I just (belatedly I know for the rest of the security industry, but I tend not to read things daily, but rather I batch my news so I get it a bit later then everyone else!) read about Stuxnet. The malware I mentioned a couple of months ago is the same thing, but now I have a name! This is some seriously impressive software. For those of you that don't know this has been linked to all kinds of conspiracy theories, from the US government writing it to sabotage Iranian nuclear power plants, right through to Israeli's attacking their neighbours. The best technical explanation I've found is over at Symantec or for an overview check out Schneier's blog. Whichever way you cut it, if you don't understand the technical breakdown, or simply can't be bothered reading it, trust me when I say it's a whole new level of malware. It's quite literally malware done right, and every single component of this thing has had a LOT of thought put into it.

Thursday, August 19, 2010

Succinctly put!

Just read a presentation that very succinctly put why I'm so pessimistic about security. Way too much press goes to the trivial, easy attacks with little to no sophistication. Ofcourse this by design as the professionals simply don't indulge in the type of behavior that makes script kiddies famous. About the only caveat I have to the presentation is that in most cases their success is predicated on one of two things, either having the talent in house to be able to break in, or access to specialized attack tool chains. It is possible, albeit not probable, that in some cases the in house talent might refuse (if they knew!) to break in on behalf of a nefarious entity. That's about the only hope you have against the real pro's.

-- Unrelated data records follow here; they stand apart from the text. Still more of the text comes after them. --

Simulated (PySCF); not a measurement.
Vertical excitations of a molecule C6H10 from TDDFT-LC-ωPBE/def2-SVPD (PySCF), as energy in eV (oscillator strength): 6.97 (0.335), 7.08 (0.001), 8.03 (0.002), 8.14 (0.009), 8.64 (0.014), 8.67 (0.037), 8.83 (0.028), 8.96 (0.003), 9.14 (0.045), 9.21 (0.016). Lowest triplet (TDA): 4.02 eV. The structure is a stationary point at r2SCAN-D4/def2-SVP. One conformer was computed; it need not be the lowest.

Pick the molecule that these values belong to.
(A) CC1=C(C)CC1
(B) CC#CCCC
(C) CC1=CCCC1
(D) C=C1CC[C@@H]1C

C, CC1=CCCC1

Wednesday, August 18, 2010

Industrial Malware

I just read an article over at cnet about malware that is targeted at major industrial infrastructure. In summary there are now virii / malware that is automating attacks against specific things like Oil drilling platforms and the like. I wonder if governments (and major companies) will get to the state that the benefits of having major infrastructure on the net are outweighed by the negatives.

Thursday, August 12, 2010

Train Announcements

Living in the UK for 8 years, specifically London, opened my eyes to train announcements. In fact Londoners take great pride in the nature of the quirky announcements that happen on the Underground ( Living in Ealing we had a particular announcer that loved the sound of his own voice and used to regularly entertain the entire station with his antics.) and there are many sites around that list some of the antics. For the sake of those with some interest here's a link that contain a few amusing ones.
Now I'm back in Australia and I'm wondering how Cityrail can have mismanaged the trains infrastructure such that it is impossible to even hear the announcements. I'm currently catching trains for ~2 hours a day and so each day I'm in a position to hear various announcements, some of them important (it seems fairly commonplace for trains in Sydney to have their destinations changed mid-route so that if you don't hear the announcement you can often be caught out!) and yet without fail, I've been unable to hear any announcements clearly. It seems that there are a few problems. Firstly the speaker volume on most of the trains is set so low that you'd need a bionic ear to hear a thing. Secondly, there aren't enough speakers around, and so unless you're near one of the few that is in working order, you're just SOL. Finally it would appear that Cityrail need to invest some money in public speaking classes for their train drivers as the majority of them seem to be intimidated by using the speaker and invariably mumble, rush and shorten what they are trying to say in an effort to have it done as quickly as possible. In 2010, surrounded by technology with technology playing an ever increasing role in our lives it's a little disconcerting to see that in some area's we still can't even get the ~60 year old technology implementation right.

Friday, July 23, 2010

New beginnings and old problems

So it's been a while (again) since I wrote anything, and I felt that it was time that I had a look around at some of the other blogging software rather then continue to use the horrid wordpress that I had been running up till now. I've always been against using services on the net to host anything personal (i've always insisted on running my own email servers for example) but I've changed my mind when it comes to blogging. The main reason in this case is security, as trying to keep up with the slew of wordpress vulnerabilities was proving to be a full time job and one that I didn't have an interest in. On top of that, I'm a fan of googles work in a variety of area's and thought I'd give this a try, so here I am at my new blogging home on blogger.com. Hopefully the transition will be relatively transparent to most of you as I'll do a few technical things in the background.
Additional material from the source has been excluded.